Glaire D. Anderson (Ph.D., HTC/AKPIA at MIT, 2005) is a historian of Islamic art and architecture with a focus on Iberia and North Africa in the early caliphal period. Her publications consider Cordoban aristocratic estates and court culture; women, eunuchs and court patronage in al-Andalus; and the roles of architecture and objects in cultural interchange between medieval Islamic societies and their neighbors. In 2009 Anderson held a fellowship from the American Council of Learned Societies, and her work has been recognized by the College Art Association, the Samuel H. Kress Foundation, the Society of Architectural Historians, and the Barakat Foundation. She is Associate Professor of Islamic Art History at the University of North Carolina at Chapel Hill and serves on the Executive Board of the Historians of Islamic Art Association as Treasurer.

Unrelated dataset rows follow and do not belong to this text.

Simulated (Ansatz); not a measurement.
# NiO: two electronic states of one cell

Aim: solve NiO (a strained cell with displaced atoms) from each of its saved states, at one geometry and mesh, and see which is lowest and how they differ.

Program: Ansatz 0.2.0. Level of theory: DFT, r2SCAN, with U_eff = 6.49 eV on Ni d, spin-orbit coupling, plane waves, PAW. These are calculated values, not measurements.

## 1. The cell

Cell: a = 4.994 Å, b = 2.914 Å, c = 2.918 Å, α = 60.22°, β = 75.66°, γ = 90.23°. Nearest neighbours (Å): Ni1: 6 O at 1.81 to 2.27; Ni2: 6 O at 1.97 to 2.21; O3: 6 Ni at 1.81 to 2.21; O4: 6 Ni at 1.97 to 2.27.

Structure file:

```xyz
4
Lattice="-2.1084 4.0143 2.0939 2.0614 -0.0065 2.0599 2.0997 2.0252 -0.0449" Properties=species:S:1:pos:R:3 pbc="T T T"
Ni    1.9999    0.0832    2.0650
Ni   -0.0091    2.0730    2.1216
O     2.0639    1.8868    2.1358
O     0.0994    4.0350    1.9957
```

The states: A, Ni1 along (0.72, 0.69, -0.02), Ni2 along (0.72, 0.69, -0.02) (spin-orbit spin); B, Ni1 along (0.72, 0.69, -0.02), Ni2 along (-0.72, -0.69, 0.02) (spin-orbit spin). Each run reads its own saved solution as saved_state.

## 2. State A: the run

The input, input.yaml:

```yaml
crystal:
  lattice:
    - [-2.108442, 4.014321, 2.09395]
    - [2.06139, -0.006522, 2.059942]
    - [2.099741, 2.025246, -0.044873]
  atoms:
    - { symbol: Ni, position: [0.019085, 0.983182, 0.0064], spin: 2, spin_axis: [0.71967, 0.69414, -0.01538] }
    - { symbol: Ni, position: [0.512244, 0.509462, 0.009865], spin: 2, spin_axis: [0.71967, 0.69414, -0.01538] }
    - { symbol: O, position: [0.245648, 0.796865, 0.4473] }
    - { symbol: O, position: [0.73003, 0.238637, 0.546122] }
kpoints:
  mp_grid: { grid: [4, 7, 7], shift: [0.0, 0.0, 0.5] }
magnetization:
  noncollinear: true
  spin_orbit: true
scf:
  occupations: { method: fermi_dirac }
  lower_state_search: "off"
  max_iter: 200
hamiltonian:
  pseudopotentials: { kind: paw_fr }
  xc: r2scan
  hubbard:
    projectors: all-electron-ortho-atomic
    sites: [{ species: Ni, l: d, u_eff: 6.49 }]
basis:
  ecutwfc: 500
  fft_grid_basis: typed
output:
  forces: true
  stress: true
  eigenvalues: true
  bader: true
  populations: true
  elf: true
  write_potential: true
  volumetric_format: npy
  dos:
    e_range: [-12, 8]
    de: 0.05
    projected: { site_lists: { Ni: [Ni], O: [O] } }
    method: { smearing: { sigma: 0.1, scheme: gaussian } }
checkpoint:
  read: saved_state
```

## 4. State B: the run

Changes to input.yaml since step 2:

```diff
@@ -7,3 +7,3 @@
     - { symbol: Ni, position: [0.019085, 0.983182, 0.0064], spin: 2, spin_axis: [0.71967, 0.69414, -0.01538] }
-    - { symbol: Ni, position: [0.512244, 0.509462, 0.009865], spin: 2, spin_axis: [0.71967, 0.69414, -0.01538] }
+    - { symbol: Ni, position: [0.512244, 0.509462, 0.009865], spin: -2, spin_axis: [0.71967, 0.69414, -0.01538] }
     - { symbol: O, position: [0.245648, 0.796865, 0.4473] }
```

In 2008, a five-story mural was painted onto the wall of an apartment building in the northern section of Tehran. The mural represents the Prophet Muhammad’s ascension into the heavens, as well as an inhabitant of Paradise offering a flower to a man in the lower right corner. While the composition is based on a 15th-century “Book of Ascension” manuscript, it nevertheless has been altered in two significant ways: first, a man painted in a hyper-realistic mode has been inserted into the composition and, second, the facial features of the Prophet have been removed. Tracing how the original painting has been pictorially augmented and edited for the public sphere, this talk offers some new ideas on how images are received and updated in modern Islamic artistic practices. It will do so by paying special attention to the mural’s symbolic position within Tehran’s martyrial mural program, Iran’s Shi‘i-Islamic political agenda, and oppositional responses to the Jyllands-Posten cartoon controversy of 2005-2006.
Since the publication of Arnold Hauser’s The Social History of Art in 1951, the scholarly melding of divergent focuses into single conversation implies, it would seem, an underlying indivisibility. Taking up diverse topics—ranging from the complex interactions between designers and patrons to the objects of material culture that mediate between design and the consumer— architectural historians have exerted beyond iconography, stylistic classifications, and manifestations of the genius of designers. Many scholars who have explored the built environment of the Persianate world have likewise embraced non-architectonic data: An esteemed study of the distribution of paper scrolls influencing innovative architectural revetments at the time of the Timurids, alongside an astute exploration of the ways Safavid feasting ceremonies (and associated material constituents) delineated the shape of Isfahan’s palaces, are two examples. At the same time sociologists, extending their territories beyond canonical sources of art and architectural libraries, call attention to agency on the part of the most ordinary of citizens, functioning to transform their built environments via commonplace mediators. In addition, the rapid growth of material culture studies suggests potential acts of agency as performed by architectural elements themselves. For example, one anthropologist’s recent work, in allowing for a novel understanding of modern Shiraz, suggests that freestanding ancient-looking columns play a part in defining and defending particular collective identities. Thus, while because of the historical burden of the architectural canon, material culture has not always merged easily into studies of Iranian architecture, instances are numerous in which buildings have been appraised vis-à-vis material culture. In this presentation, I foreground the place of material culture in the historiography of Iranian architecture, whilst introducing several case studies from my own research on domesticity in Modern Iran. Divided into three thematic sections (namely, images, objects, and bodies) my presentation will demonstrate how the study of material culture—with its processes of production, circulation, appropriation, mediation, and domestication—might allow for a more nuanced evaluation of Iranian architectural practices.
Pamela Karimi is Assistant Professor of Art History at the University of Massachusetts Dartmouth. She received her PhD from HTC/AKPIA at MIT in 2009. Karimi’s publications include Domesticity and Consumer Culture in Iran: Interior Revolutions of the Modern Era (Routledge, February 2013);Images of the Child and Childhood in Modern Muslim Contexts (August 2012), a special issue of Comparative Studies of South Asia, Africa, and the Middle East co-edited with Christiane Gruber; and catalogue essays on the work of artist and actor Anthony Quinn, among others. She is the recipient of the 2012 Creative Economy Fund (with Thomas Stubblefield) for Urban Renewal in Massachusetts Gateway Cities—a lecture series that brings together prominent scholars, chronicling the cultural and economic history of gateways cities in Massachusetts. In January 2013, she will co-curate, Exploring Urban Identities in De-industrialized Cities, at the New Bedford Art Museum. Karimi is the editor of H-AMCA, the online network of the Association of Modern and Contemporary Art of the Arab World, Iran, and Turkey. She serves on the editorial team of The International Journal of Islamic Architecture.